I am a begrudging fan of algorithmic playlists. I miss putting together my own “new favorite songs” lists and assembling the perfect order of tunes for a burned CD. But damn if Spotify’s Discover Weekly and Your Daily Mix playlists aren’t convenient, and generally, really good.
Spotify flexed its algorithmic playlist-making muscles again Friday when it released a new tool meant to provide the perfect soundtrack for an upcoming road trip: “Soundtrack your ride.” It’s a partially human, partially computer-directed playlist generator assembled to fit the length of your road trip.
A portal takes you through a series of questions about your upcoming road trip as well as your music taste. Ostensibly combined with what it knows about your music listening habits (you agree to let the portal look at your Spotify history when you begin), the answers help to generate a playlist that is on theme for where you are going, who you’re with, and what your vibe is.
Where didja come from, Cotton Eye Joe?
Image: screenshot: spotify
First, it asks for the start and end points of your ride. This lets it know how long the playlist should be, as well as specifically where you’re traveling. To try it out, I pretended I was taking a trip from L.A. to San Francisco, since this is actually a drive I take a few times a year.

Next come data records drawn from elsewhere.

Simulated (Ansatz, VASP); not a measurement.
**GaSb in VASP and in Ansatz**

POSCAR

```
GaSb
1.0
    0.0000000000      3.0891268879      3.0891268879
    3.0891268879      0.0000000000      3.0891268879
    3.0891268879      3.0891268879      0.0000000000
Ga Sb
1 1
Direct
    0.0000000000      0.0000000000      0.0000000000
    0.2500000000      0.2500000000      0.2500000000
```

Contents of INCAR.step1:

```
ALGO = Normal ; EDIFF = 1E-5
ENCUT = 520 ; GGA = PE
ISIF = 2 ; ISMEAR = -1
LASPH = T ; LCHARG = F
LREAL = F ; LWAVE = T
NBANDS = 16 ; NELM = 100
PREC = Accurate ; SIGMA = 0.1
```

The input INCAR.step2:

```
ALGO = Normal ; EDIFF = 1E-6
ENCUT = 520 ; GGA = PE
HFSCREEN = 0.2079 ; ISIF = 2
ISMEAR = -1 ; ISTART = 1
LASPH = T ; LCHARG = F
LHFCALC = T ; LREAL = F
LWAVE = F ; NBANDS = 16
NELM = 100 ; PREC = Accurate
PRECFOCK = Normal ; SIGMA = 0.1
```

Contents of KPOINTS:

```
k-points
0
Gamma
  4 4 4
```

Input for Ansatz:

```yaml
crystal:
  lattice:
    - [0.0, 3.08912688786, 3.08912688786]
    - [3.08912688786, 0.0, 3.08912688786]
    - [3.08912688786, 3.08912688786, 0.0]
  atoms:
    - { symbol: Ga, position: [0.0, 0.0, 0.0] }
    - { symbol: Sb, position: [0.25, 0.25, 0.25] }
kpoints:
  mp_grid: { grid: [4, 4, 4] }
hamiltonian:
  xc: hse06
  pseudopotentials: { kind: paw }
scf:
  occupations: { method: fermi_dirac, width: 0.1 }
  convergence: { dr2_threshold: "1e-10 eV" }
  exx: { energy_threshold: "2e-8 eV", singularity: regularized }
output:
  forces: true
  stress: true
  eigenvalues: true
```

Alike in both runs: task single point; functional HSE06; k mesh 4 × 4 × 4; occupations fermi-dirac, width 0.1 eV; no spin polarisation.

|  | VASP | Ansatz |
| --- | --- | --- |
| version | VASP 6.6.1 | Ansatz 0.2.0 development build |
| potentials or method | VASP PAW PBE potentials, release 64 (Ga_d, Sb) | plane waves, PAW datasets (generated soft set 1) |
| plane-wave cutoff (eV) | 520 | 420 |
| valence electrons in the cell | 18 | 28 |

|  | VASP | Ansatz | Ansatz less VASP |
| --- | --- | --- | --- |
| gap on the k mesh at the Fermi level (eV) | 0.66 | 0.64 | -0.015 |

Next, it asks who you’re with. The options are solo, kids, friends, pet, or partner. I chose partner, but am truly not sure what bearing this has on the results (maybe more love songs)?
After that comes your favorite genre for the road (I chose “indie”), and then your “drive vibe.” To me, this usually fluctuates every couple hours, but if I had to choose just one, I went with “sing alongs.” Next it asks about your “ultimate driving song,” which gives you six options to choose from. I went with Vanessa Carlton’s “A Thousand Miles,” because Vanessa still bangs.
Vanessa Carlton is the only correct choice.
Image: screenshot: spotify
Finally, it asks about “your wheels.” Conceding that I drive a “sedan” was a sad moment for me, a 30-year-old (it’s actually a hatchback!!).
And then, the moment of truth. The playlist takes just a few seconds to generate, but sure enough, my new Soundtrack My Ride playlist showed up in my Spotify side bar, and at 5 hours and 48 minutes, it perfectly fit the length of the drive.
The song selection was on point! It was clear that it took my listening history into account. On a recent road trip, I DID listen to a lot of Lana Del Rey, thank you very much. And it had some of my favorite artists and songs, like tunes from Jenny Lewis and Christine and the Queens. But, beyond my general taste, it was definitely road trip-inspired and conformed to some of my questions; “sing along” songs + love for Vanessa Carlton = lots of Avril Lavigne, Kelly Clarkson, and even Shania Twain.
I like that it generated a playlist for me because six hours is a lot of time to fill. It also selected songs I like but wouldn’t have thought of, whether because I don’t know them, or because they fall on the “guilty” end of the guilty pleasure spectrum. But that doesn’t mean that while going fast up the 5 I wouldn’t enjoy singing along to a little Hillary Duff.
Then again, in the past, part of the fun of going on a road trip was making the playlists and burning the CDs for the road, especially if I had a passenger I wanted to impress. Until I got a new car a few years ago, I still kept my CD binder with CDs from those road trips past under the right front seat. Popping in a burned mix would immediately take me back to 2008 or 2009 when I drove up and down the 5, between home and college, several times a year. Burned playlists are time capsules in a way that algorithmic playlists just aren’t.
But those CDs still exist if I want ’em. And in the meantime, Spotify’s bag of tricks just keeps getting cooler. Who’s to say we can’t have both.